Air Force Says Disclosing Bomber's Secret Cost Would Aid Enemies

  • Contract value said to give clues to plane's weight, payload
  • Release of U.S. contract award to Northrop sought by McCain
Source: U.S. Air Force

The Air Force won’t make public the contract value of Northrop Grumman Corp.’s winning bid for the B-21 bomber, saying that would make it “decisively easier” for U.S. adversaries to determine the stealth aircraft’s range and weapons payload.

There is a “strong correlation between the cost of an air vehicle and its total weight,” Randall Walden, director of the Air Force’s secretive Rapid Capabilities Office, which is overseeing the B-21 program, wrote in a letter to Senator John McCain, chairman of Senate Armed Services Committee.

“This correlation makes calculating aircraft range and payload decisively easier for our adversaries looking to develop countermeasures,” Waldon wrote in the letter dated April 11 and obtained by Bloomberg News. He said the information has been provided to congressional staff “in the appropriate classified channels.”

Most aspects of the bomber remain a mystery. Details such as the B-21’s size, required stealth, structure, number and type of engines, and onboard sensors remain classified. The Pentagon has only released a computer-generated graphic showing a black, wing-shaped plane flying through clouds below the Air Force insignia.

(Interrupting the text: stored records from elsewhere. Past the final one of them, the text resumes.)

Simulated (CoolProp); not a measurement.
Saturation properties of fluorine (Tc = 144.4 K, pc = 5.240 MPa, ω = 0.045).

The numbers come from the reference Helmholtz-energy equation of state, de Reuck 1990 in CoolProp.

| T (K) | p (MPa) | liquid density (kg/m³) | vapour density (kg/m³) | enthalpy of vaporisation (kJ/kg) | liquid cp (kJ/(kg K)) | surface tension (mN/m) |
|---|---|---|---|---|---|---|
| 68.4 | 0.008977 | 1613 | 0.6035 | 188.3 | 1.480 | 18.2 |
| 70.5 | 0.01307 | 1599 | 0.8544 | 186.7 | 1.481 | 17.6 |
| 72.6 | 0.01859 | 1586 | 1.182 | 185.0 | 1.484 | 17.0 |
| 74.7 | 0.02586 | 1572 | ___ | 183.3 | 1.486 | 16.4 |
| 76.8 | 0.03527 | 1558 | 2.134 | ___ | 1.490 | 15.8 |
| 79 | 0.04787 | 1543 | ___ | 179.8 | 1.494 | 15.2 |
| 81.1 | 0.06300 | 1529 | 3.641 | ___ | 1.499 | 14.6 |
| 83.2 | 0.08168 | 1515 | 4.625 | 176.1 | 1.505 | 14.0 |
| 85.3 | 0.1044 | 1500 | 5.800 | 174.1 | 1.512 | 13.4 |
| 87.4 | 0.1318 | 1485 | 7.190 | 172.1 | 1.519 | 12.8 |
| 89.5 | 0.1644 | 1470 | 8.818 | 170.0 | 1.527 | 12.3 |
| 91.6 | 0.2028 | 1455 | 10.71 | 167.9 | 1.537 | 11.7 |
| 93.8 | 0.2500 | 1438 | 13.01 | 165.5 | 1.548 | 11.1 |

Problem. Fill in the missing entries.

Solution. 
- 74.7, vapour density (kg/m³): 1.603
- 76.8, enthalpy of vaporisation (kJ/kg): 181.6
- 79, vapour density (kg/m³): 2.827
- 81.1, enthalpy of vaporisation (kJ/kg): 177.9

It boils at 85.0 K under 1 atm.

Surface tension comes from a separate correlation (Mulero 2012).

McCain had asked the service to release the contract award, part of the bomber’s $23.5 billion development phase. He’s been critical of the development contract’s cost-plus structure, which requires the Air Force to pay for overruns.

“We remain committed to transparency,” Walden wrote, outlining what’s been released to date, including the estimated development phase cost and subcontractors.